Journey

Road to the Deep Creek Range, from a journey with Alan, Kevin, and Jonny. Motivational poster fodder.

Human nature makes people who have experienced one or more eras before the current one* tend to dismiss or at least harbor skepticism about changes in their world.

I felt a sharp pang of skepticism when, circa 2014, my brother Rob used the word “journey” to explain how he had arrived at a particular mentality. It stuck in my memory. The skepticism faded right away because the term was apt for what he described: Humans are on a journey. Multiple journeys, in a million aspects of life. Friendship, politics, philosophy, business, marriage, religion, community, language acquisition, and every other thing we might navigate.

(This will feel shopworn to many of you. Writing is part of processing it for me. Maybe it can benefit someone.)

We aren’t all on the same journeys, but we walk common stretches sometimes. You may have reached a certain point on a common stretch that I have yet to reach. Or vice versa. The view from that spot might give you understanding that I can’t yet access. It is nice when you are nice to me in that situation.

Ideally, we have the empathy to recognize that another person is not malicious or derelict, but instead unable to understand a thing yet. They are behind you on this journey. They act accordingly, lacking understanding. The reality of complex, imperfect life is that we judge and roast people in this state. Mind you, judgment does seem appropriate from where I stand on my journey, for people who refuse to move forward in the journey of understanding things.

By nature I’m the clown who progresses minutely ahead in the journey, and straightaway gets high and mighty about his new understanding: “How I tire of this bozo who is not yet in the place I arrived three minutes ago.” This syndrome famously afflicts the student who just encountered some theory for the first time and brandishes it wildly as the be-all, end-all to everything.

As a kid, I did not view my parents and the adults around me as people who were still on journeys. To my mind, they had arrived. In those days, adults rarely portrayed themselves to kids as being on a journey. There was more focus on their status as arrived authorities. It’s understandable. Each society is itself on a journey.

I’m glad things have changed some. The other day, my kid was surprised to hear me share some specific irrational worries that I decided to finally forego in recent months, as a 45-year-old man. That their parent has irrational worries was also a surprise. I shared the concrete success I am seeing from making this late leap.

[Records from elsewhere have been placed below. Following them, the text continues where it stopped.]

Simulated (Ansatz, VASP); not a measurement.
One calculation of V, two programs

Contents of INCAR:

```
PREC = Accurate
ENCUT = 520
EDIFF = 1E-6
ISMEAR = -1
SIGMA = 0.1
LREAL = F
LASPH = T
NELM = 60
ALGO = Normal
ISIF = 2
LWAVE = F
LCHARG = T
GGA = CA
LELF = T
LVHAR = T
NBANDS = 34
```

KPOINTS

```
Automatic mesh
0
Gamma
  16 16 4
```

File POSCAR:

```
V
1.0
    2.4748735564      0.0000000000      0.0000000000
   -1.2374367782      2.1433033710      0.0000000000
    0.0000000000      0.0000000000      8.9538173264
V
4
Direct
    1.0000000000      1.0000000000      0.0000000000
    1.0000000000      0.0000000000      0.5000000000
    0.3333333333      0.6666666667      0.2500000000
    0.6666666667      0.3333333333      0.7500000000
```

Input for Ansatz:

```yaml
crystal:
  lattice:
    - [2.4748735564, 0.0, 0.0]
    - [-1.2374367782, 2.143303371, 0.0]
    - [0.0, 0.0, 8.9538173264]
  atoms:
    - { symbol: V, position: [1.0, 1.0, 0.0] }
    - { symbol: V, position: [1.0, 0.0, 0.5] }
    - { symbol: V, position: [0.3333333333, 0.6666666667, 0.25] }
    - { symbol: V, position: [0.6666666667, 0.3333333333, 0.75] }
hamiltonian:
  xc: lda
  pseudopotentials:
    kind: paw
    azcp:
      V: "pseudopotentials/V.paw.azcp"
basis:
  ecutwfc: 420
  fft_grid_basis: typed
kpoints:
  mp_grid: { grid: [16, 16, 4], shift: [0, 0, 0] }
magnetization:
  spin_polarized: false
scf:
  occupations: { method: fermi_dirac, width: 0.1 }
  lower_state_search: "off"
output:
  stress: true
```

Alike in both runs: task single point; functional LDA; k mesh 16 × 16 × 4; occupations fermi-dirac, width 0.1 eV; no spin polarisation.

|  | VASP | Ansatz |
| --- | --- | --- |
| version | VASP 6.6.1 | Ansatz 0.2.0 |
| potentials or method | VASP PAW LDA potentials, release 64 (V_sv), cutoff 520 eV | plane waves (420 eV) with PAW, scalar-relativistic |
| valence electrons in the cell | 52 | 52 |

I shared the view from where I currently stand: When you worry about a possible future bad thing that you can’t control, you are preemptively making yourself unhappy in the present, based on the fallacy that the bad thing will surely happen. If (A) you can’t control it and (B) the probability the bad thing will happen is less than 100%, you’re ensuring unhappiness instead of allowing the possibility of happiness. You’re guaranteed to be less happy than if you hadn’t worried about it.

Caring less about uncontrollable, uncertain things is good. Caring more about controllable, important things is good. I think this was good to share with my kid, even if they already knew that I am imperfect and on a journey.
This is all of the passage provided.